Five Writing Mistakes You Can Fix Right Now
As a crime fiction editor, I work with writers possessing various levels of ability. Some I consider the best in the genre today; others are finding their voice and honing their craft. Here are five mistakes I often see no matter how experienced the writer is.
1) Mixing up character names and descriptions
If I see that a character is named Stephen, the first thing I do is a ctrl+f search for Steven. Another common error is when an author changes a character’s name midway through a manuscript. This usually happens with a minor character who might appear on page 5 but not appear again until page 105.
Same thing goes for descriptions. If an author describes a character as a gym rat who runs five miles a day, that character shouldn’t be winded after fleeing the scene of a crime. I keep notes on characters to make sure they’re represented consistently throughout.
2) Repeating character actions
This is most common when characters are reacting to something. Characters raising their eyebrows or recoiling in disgust once or twice is fine. But eight or nine times and readers will take notice. And it’s not just novices: I recently read a novel by one of the best in the business who refers to a character’s “knowing smile” several times.
I often delete these actions without losing anything. A writer with a strong command of dialog avoids the need for these actions. For example, a character can show surprise through what they say rather than by dropping their jaw.
3) Baggy phrases and filler words
I cut these phrases almost every time: to be able to, in order to, shrugged her shoulders, nodded her head, whether or not, and then, but then. I also look for these filler words: just, only, actually, simply, particularly, suddenly, finally, that.

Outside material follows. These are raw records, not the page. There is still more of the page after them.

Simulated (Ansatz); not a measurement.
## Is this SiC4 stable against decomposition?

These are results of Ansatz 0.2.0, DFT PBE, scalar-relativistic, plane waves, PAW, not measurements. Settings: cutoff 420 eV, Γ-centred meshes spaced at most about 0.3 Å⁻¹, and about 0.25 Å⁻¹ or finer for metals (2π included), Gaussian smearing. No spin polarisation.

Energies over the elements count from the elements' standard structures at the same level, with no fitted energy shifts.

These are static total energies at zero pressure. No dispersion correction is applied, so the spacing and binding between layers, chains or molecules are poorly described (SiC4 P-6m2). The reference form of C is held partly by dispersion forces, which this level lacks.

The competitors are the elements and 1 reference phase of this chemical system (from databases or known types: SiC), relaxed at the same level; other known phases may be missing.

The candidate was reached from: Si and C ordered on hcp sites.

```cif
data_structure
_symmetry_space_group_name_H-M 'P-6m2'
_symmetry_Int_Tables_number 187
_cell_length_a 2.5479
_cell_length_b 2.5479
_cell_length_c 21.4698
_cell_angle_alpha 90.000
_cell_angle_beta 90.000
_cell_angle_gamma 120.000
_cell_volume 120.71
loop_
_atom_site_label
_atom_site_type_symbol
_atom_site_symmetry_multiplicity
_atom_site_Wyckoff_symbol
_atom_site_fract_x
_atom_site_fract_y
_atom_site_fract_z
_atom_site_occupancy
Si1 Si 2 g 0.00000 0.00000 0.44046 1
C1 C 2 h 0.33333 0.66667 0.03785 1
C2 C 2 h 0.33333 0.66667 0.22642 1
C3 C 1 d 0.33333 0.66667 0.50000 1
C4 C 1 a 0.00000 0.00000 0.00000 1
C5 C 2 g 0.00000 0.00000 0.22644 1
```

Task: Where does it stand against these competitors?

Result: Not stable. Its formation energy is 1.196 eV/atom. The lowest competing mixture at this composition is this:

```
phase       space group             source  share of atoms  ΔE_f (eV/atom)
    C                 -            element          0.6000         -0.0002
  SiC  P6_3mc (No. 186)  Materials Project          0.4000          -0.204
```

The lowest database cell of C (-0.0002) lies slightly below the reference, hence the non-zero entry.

Every writer has their weakness. I found out mine when Rob Pierce edited one of my novellas. He must have cut out a hundred instances of that. It was eye-opening.
4) Frequent POV switches
Some writers can get away with switching perspective multiple times in a chapter. But most of the time a chapter break or a scene break before a perspective switch keeps things clear for the reader. Too many POV switches may confuse the reader and prevent them from getting to know any of the characters.
5) Expository dialog
“You’re talking about the old mill?” the grizzled old mill worker said. “Let me tell you the old mill’s extensive and tedious history. Now it just so happens that all the many, many details I will be sharing with you are relevant to the plot and crucial for the reader to understand what comes next…”
I see this most often when writers have done considerable research. They want to use every bit they learned and so they incorporate all of it into the manuscript. But this slows the pace down and most readers will skim these infodumps.